No more home for Ektachrome

You can guess that fewer and fewer people are using film just based on threads here on RFF. "Who's buying the new Fuji?", "when will the Nex be here"?, "what about that new Olympus OM-D", "Leica M10, bring it on!"...etc. Even in this little "film friendly" community film use has dwindled down to very low levels.

I do not believe your observations necessarily support your conclusions. Most people here shoot both film and digital. Interest in new digital camera bodies and systems does not necessarily imply a lack of interest in film photography.
 
I do not believe your observations necessarily support your conclusions. Most people here shoot both film and digital. Interest in new digital camera bodies and systems does not necessarily imply a lack of interest in film photography.

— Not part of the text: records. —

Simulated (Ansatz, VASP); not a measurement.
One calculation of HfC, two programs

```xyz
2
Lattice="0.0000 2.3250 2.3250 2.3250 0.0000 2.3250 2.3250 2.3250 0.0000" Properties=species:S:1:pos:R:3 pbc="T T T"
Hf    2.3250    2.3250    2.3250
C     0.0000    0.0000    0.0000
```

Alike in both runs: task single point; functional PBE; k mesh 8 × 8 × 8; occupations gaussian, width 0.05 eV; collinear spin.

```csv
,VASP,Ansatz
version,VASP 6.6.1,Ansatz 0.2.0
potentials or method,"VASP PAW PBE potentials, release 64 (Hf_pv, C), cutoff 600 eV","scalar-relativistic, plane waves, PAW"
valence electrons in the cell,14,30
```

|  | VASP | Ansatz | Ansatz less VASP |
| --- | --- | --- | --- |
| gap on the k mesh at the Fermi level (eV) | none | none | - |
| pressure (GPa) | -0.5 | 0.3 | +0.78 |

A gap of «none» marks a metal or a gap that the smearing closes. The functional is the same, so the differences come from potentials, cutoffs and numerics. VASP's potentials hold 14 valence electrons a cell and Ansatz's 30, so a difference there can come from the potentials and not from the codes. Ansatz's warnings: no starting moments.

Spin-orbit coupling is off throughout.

Oh, how could I forget the hoopla over the NEW Canon and Nikon. This place is not film crazy like they are at APUG. Film is done as a mainstream media, sorry.

Edit... I didn't notice that this is the film sub forum. FWIW I still buy film and I'm sorry we're losing them so quickly.
 
I fail to appreciate the importance of "mainstream".

The only mainstream in photography now is the iPhone. So, using that logic, if it isn't iPhone, it isn't relevant.

Going one step further...

Rangefinders have not ben mainstream since the 1960's. And I believe the only Digital Rangefinder made anywhere in the world is the Leica M8/M9.

So if it has to be "mainstream" you must be dismissing the Rangefinder Forum completely?
 
I do not believe your observations necessarily support your conclusions. Most people here shoot both film and digital. Interest in new digital camera bodies and systems does not necessarily imply a lack of interest in film photography.

It does not necessarily increase the shots taken, to split the discipline between two mediums. Every shot taken on digital is one less tan on film (taking into account ratio based on digital's opportunity cost decline for each additional shot).

So for every customer lost to digital in the whole, those who split their time also chew into film sales.

The internet has a way of making markets look bigger than they actually are.
 
I fail to appreciate the importance of "mainstream".

The only mainstream in photography now is the iPhone. So, using that logic, if it isn't iPhone, it isn't relevant.

Going one step further...

Rangefinders have not ben mainstream since the 1960's. And I believe the only Digital Rangefinder made anywhere in the world is the Leica M8/M9.

So if it has to be "mainstream" you must be dismissing the Rangefinder Forum completely?



Haven't you seen all the comments about the excellent iPhone camera by members on RFF? Heck, I use it much more than my Leica.
 

Well done, Joop.

It is up to us to keep this wonderful photographic medium slide film alive. Shooting it by ourselves, showing it to others, especially young photographers who don't know about it.

I've shot digital for a very long time. During the last two years, I am more and more coming back to film. Now about 90% of my shots are film again.
Digital has shown me how wonderful and unique film is. It can not be replaced by digital, especially not slide film.
Two different mediums with their own specific characteristics.

I want to live in a free world, a world where I have alternatives, where I can choose what I like.
I want to have the possibility to choose between film and digital depending on the job to be done.
For this choice film have to be available.
I don't want to live in a "digital only" world in which I am forced to use digital. I don't want to live in such a world of totalitarianism where others (the digital photo industry) decide what I have to use.

A photo world with both film and digital is by far the best photo world.
To keep that we should shoot film. I'll do it.

Cheers, Jan
 
Well, then answer me this. Once you get that OM-D, whether it's your first digital or not, will you not automatically be shooting a bit less film? Afterall there are just 24 hours in a day and the purchase of a new camera will not automatically make you have more time to take pictures. And is the allure of cameras such as the OM-D, the M9 or the X-Pro not that they offer a user experience similar to that of their film counterparts?
No matter which way you turn it, the digital camera will replace the film camera at least some of the time. And that means you'll be buying less film than before.

Not necessarily.
I shoot digital cameras 7 years before I started shooting film. In the past I kept upgrading my digital cameras (same amount of shooting) and with me adopting film, it's my digital shooting that got reduced from 100% to less than 50% now.

Since then my film consumption has been steady. When I got an E-M5 in the near future, I will use it more and my E-P2 less, it's not film that will get less usage.

But forget about that, because that is not even the point at all, the point is this:

Not a single individual can do more than just a drop in the sea regarding film consumption. To really make a significant impact, there has to be tens of thousands of people like myself, who used to shoot only digital, but later adopted film into their photography.

And I'm doing what I can to spread the message, why? because I think film is unique and offers a lot that digital does not.